Latest release: The Adversary (Skull and Bones/Shock)
Sydney deathcore mob Thy Art is Murder pulled off one of the greatest turn-arounds in musical history with the release of The Adversary last year. From a heavily panned EP that many critics considered worthless to an album that set a new benchmark for the genre in this country, Thy Art is Murder successfully reinvented themselves and have since gone on to a raft of national touring with the likes of Confession, Despised Icon and The Red Shore. With another Australian road trip about to kick off, guitarist Andrew Marsh gave Loud the low down on where the band is and where they want to go.
Q: Hi Andrew. How are things with you today?
A: Just waking up after a big sleep! Had a couple of big days recording a new song and it’s finally over and done with.
Q: You’re about to do another big tour. TAIM has already done a bit of that this year.
A: This year… I think we did the Confession tour. I think it was in October  that we went around with Confession, then in the middle of this year there was a couple of tours that we were on. But [we’re]finishing up strong. We’ve got a couple of big plans for early next year, so it’s important that we get out on the road before we break at the end of the year then knuckle down and do some writing.
Q: You don’t do things by halves. There are a lot of shows on this trip.
A: No we don’t do things by halves. We like to get around. We like to get into all the nitty-gritty places. Go to Adelaide, go to Perth… a lot of places most bands would probably skip on their tours. I think you could still class it as a capital city, major city run, but I think we’d like to get out and do more regional shows sometime next year if we get the chance.
Q: Most of the shows are all ages too.
A: We love playing all ages shows. We’ve got a lot of underage fans. I think it’s really important to facilitate a show that they can come to as much as possible. Give them something to do and it’s good for the community and it’s good for us!
Q: I have to say I’ve really noticed the development of Thy Art is Murder over the last few years. I got the first EP several years ago and to be honest I didn’t think much of it, but then I’ve really seen you guys come along as an artist.

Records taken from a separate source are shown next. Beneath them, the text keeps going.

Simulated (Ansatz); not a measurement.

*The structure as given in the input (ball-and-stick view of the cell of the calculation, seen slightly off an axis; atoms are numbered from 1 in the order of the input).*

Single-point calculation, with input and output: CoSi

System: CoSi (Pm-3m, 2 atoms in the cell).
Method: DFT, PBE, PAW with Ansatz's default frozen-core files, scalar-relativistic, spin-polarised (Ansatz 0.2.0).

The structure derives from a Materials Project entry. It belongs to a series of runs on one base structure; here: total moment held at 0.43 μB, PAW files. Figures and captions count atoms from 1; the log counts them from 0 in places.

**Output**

A: Well I can’t say too much about the EP because I had nothing to do with it. Likewise, I didn’t have much to do with the album either (laughs). But what I can say though is that the new stuff is taking on a very unique style. The Adversary was very different to the EP, but I think the primary difference was song structure and vocal delivery. And lyrical content, obviously. This time we’ve gone for a completely different approach in the song writing in terms of structure, the riffing, the heaviness and the vocal delivery.
Q: It’s certainly great to see a band moving forward with every release, rather than just churning out the same thing all the time. Because that would get pretty boring for you guys too.
A: People always worry, Are we gonna win fans? Are we gonna lose fans? At the end of the day, we love playing in a band and we love playing to people, but we love writing music that we like. And we like to push the boundaries. We’re all phenomonal musicians, if I may say so myself, and we would get pretty stagnant if we were just playing the same songs. It’s great fun to play the old songs and re-interpret them live, but we still have that desire to push forward and – some would say – lead the pack by doing something a little bit different. Innovative.
Q: What has been your personal highlight from the tours with other bands you have done the last year or so?
A: I think just playing with my friends. I dunno… I’ve played with a lot of bigger bands with my old band and it didn’t really do much for me. I just like playing with my mates. Touring with Confession was great fun. Crafter’s always hilarious to hang out with. I really appreciated touring with The Red Shore guys last year. As it turned out, it was pretty much The Red Shore’s last tour in Australia. So to be able to see them… I think they really stepped it up for Australia for heavy music. They were really unique, really phenomenal musicians – some of the best in the country, if not the best. To be able to watch them every night for months before, well, whatever it is that happened, was fantastic.
Q: Does that inspire you to try and go out there and make something as special as what they were doing? Because The Avarice of Man was a sensational album.
A: I know! And I am so disappointed that it didn’t get the credit that it deserved. In my opinion it was one of the greatest releases in Australian music. That record is phenomenal… Roman, Tim, Chase, Jason and the other Tim… well, Jon played bass on the album and he contributed but he wasn’t on the tour I don’t think. I don’t know what happened there. Those guys… fuck. They did something psycho (laughs). The riffs were amazing, the technicality was incredible but at the same time they had great songs, and they were very, very catchy. It’s just something very hard to do, as I’m finding out!
Q: So that is something that you’re aiming for now in your own music – creating that level of catchy technicality that a band like that had?
A: Yeah for sure. I think it’s something to aspire to. You might say that “catchy” is kinda pop, but if you think about some of those catchy riffs that are on that Red Shore album… how do you even come up with that?
Q: You said before you’ve just recorded a new track. Is that something you will be debutting on the tour, or will that be left until afterwards?
A: We’re gonna release it sometime through the weekend for free download for all the children. Hopefully the response to it is good. We’ve been practising it for a few weeks in our rehearsal space and we like to play something new. Keep it fresh. We’ve had the same set for a year or so nearly, so it would be great to throw something completely new into the pile. It would be cool to play it next week, so we’ll see how the fans react to it on the weekend.
Q: And you’re playing with some other great bands on this tour, including Northlane.
A: Yeah we’re doing a couple of shows with Northlane in Perth. I think maybe someone double-booked something, maybe. Then we got asked if we were gonna play the show and we were like, Yeah, Northlane are sick! I haven’t played with them for a while and Josh their guitar player is a good mate of mine, so it’ll be cool to catch up.